On THE LONG RIDERS

Quadrupling down on bros at the end of an era.

The Western has long been the dominion of The Bro. Bros like movies about bros, so War flicks, Horror movies and Westerns tend to get a lot of play within the Bro Community, the Bromunity. Historically, in the traditional Western setting, you’d have a pretty serious bro - like a Johnny Wayne, The Duke Bro - and he’d bro-down with some others over a bad bro’s deal and then they’d have a shootout. Some bros would live. Some would not. As Westerns became more sophisticated, so did the stories of their bros and the conflicts therein. Bros would turn on other bros. Bros would be expendable. Bros would be invested. Eventually, we would see the bro nature of the Western become so evolved that a bro could truly love another bro, the ol’ BRO’keback. These days it runs the gamut.

One of the great bro directors, brorectors, Walter Hill, put his stink on the sub-genre of Bro Western with The Long Riders. A sort of spiritual successor to The Wild Bunch, Hill’s 1980 Western fits firmly in the ditch dug by Peckinpah’s 1969 masterpiece, along with Penn’s Bonnie and Clyde and the work of other insane hard-asses like Milius, Friedkin and Eastwood. At the tail end of the New Hollywood movement, the American New Wave, Hill’s unsentimental, sensical take on the James gang’s legend took the Bro Western from a place of unbridled, disconnected machismo and made it literal. The movie is actually about brothers, and yet those brothers are not always bros.

By the end of the ‘70s, Walter Hill had solidified a position as a true tough guy. His work included screenplays for bros like Sam Peckinpah (The Getaway) and Stuart Rosenberg (The Drowning Pool). He’d produced a pretty scary alien movie that pushed boundaries with everything but its title, Alien, and made a couple intense films himself, like Hard Times, The Driver and The Warriors. The resurgence of Westerns in the ‘60s and ‘70s had waned by the end of the latter decade, and it would be naive to think the weight he’d put on as a filmmaker with a decade of wins under his belt didn’t help get the movie made. Furthermore, its inception was as the pet project of James and Stacy Keach, two actor brothers who had played the Wrights in a film and fell for the idea of portraying the ultimate sibling outlaws, Frank and Jesse James. With Hollywood being a small town, it wasn’t long before bros recognized bros and the Keach boys connected with the Carradine clan, three brothers who were stars each in their own rights, to play the James’ partners, the Youngers.

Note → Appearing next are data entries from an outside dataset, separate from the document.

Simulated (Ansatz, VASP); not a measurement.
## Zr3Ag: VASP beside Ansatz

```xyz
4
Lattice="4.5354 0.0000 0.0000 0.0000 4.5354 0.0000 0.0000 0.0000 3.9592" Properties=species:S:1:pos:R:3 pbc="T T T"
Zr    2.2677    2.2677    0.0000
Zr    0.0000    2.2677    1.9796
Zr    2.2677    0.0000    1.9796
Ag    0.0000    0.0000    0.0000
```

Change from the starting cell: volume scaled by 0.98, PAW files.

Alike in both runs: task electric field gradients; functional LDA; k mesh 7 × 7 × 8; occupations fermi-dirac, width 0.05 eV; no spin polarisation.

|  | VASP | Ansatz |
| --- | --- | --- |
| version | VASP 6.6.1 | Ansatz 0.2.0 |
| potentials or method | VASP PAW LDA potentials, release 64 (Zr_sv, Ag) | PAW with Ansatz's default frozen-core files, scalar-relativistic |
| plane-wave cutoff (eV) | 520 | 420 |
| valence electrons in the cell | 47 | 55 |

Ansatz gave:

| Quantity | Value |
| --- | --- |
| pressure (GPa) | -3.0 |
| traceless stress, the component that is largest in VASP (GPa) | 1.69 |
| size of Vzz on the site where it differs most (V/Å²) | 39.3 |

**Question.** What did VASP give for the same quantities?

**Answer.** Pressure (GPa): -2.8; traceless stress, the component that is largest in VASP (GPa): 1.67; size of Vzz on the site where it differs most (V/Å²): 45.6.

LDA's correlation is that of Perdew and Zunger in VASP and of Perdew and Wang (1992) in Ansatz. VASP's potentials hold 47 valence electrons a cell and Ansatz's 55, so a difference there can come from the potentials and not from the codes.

The Keach siblings and the Carradines connected with the Bridges boys (Jeff and Beau) to play a third set of bros, the Millers, who were also part of the historic gang, but Lloyd’s kids were soon replaced with the Quaids. Spoiler alerts aside, the final set of bros, the Fords, who would be the downfall of Jesse James himself, were fleshed out by none other than young comedian Chris Guest and his real life brother, Nicholas. That’s no fewer than four sets of true bros playing bros, if you’re keeping score. With such a passion project filled with testosterone and the petulance of haughty masculinity, there was only one legitimate place to go for financing and distribution of the film, United Artists. U.A. was still the most bohemian of the major studios, at the time hot off films like Rocky II, Coming Home, Apocalypse Now and some nerdy comedies by a short, entitled, bespectacled New York Jew. The film would be made just before the debacle of another epic Alternative Western, Heaven’s Gate, which would bankrupt United Artists.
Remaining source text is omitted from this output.